Non-Binding Compromise on Global Minimum Tax is not “End of the Road” for Multilateral Tax Cooperation
WASHINGTON, DC – On June 26, Treasury Secretary Scott Bessent announced an understanding between the U.S. and other G7 countries that purports to exempt U.S. multinational corporations from certain taxes under the globally agreed minimum tax regime, also known as “Pillar Two”. The Secretary’s announcement, made on the social media platform X (formerly Twitter), was followed by an official G7 statement expanding on the principles of the understanding.
“While regrettable, this non-binding compromise is not the end of the road for Pillar Two, but actually reaffirms a commitment to multilateral cooperation against corporate tax avoidance,” said FACT policy director Zorka Milin in a statement. “Any changes to national laws to accommodate the U.S. position must still be adopted by the legislatures of the nearly 150 countries that have committed to ending the global race to the bottom on corporate taxes.”
The G7 announcement was immediately followed by the removal of a controversial international retaliation tax provision – the proposed Section 899, commonly called the “revenge tax” – from the Senate’s major tax and spending package, which is expected to be voted on this week. Despite the removal of this provision and the inclusion of certain positive changes to the taxation of foreign profits, the current Senate draft still fails to fully address incentives in the U.S. tax code that encourage the offshoring of jobs and profits by American multinational companies, and that cost the Treasury tens of billions of dollars in revenue each year.
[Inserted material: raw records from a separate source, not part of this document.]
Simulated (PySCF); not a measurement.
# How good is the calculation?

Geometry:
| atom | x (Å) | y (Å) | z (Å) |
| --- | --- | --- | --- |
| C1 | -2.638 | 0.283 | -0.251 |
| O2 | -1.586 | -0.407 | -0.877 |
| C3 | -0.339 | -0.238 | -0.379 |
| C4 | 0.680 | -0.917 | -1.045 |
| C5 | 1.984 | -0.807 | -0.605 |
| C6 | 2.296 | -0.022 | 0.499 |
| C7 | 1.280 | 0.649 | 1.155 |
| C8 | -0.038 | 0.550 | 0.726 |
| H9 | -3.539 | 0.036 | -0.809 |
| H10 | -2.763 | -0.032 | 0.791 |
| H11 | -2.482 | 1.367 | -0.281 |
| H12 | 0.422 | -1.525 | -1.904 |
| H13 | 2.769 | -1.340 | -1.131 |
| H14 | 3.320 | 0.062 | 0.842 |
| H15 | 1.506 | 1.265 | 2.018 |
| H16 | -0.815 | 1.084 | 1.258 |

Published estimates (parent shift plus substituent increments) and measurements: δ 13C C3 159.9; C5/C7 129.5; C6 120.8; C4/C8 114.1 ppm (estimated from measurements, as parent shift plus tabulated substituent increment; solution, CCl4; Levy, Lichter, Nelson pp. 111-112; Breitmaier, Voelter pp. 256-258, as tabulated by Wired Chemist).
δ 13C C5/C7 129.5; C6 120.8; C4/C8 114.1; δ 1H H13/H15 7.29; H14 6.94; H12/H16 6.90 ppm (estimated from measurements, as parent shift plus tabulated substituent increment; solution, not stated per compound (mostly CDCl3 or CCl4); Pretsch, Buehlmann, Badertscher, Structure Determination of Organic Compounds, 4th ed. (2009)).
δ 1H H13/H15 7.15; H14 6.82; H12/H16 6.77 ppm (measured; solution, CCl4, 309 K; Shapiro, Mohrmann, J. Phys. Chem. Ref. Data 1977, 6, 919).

“Before celebrating and claiming a win for tax sovereignty, America should do a better job of taxing its corporations and stop letting them use tax havens to avoid paying their fair share,” said Milin. “The current bill largely continues to reward big corporations for moving profits and jobs to tax havens. That’s hardly ‘America-first’ – it’s really ‘tax havens first.’”
The international tax provisions of the Senate bill alone are estimated to increase deficits by $167 billion over the coming decade. In addition to continuing to reward multinational profit shifting, the bill maintains various harmful proposals that shift the overall federal tax burden from large, profitable companies to the nation’s most vulnerable populations, including a new proposal that would reduce the tax liability of oil and gas companies under the corporate alternative minimum tax regime. Last week, Senator Elizabeth Warren of Massachusetts led a letter to major oil companies requesting additional information on their lobbying activities toward securing this new tax carveout.
“The Senate tax bill is showering billions of tax dollars on big, profitable corporations for no good reason, whether it’s through a windfall to Big Tech companies for past investments, or rewarding oil companies for drilling more than would otherwise be economical,” said Milin. “This is not fiscally responsible, and comes at the expense of constituents whose healthcare will be sacrificed to pay for these corporate tax breaks.”
###
Notes to the Editor:
- The official G7 statement on global minimum taxes can be read here.
- The latest text of the Senate tax and spending package can be found here. The Joint Committee on Taxation estimates that the tax provisions of the current Senate proposal would cost nearly $4.5 trillion over the next decade, before factoring in spending cuts from other committees.
- A recent op-ed by Senator Sheldon Whitehouse (D-RI) expands upon the ways in which the Senate reconciliation package rewards U.S. corporations for offshoring domestic jobs and profits. In proceedings Monday, Senator Whitehouse introduced an amendment to the Senate bill that would reverse numerous cuts to healthcare programs, paid for by repealing certain international tax provisions.
- Analysis by independent tax experts including the Joint Committee on Taxation and the Congressional Budget Office has consistently shown that the reconciliation bill is likely to disproportionately benefit the wealthiest individuals and largest corporations, while harming the bottom quintile of the income distribution.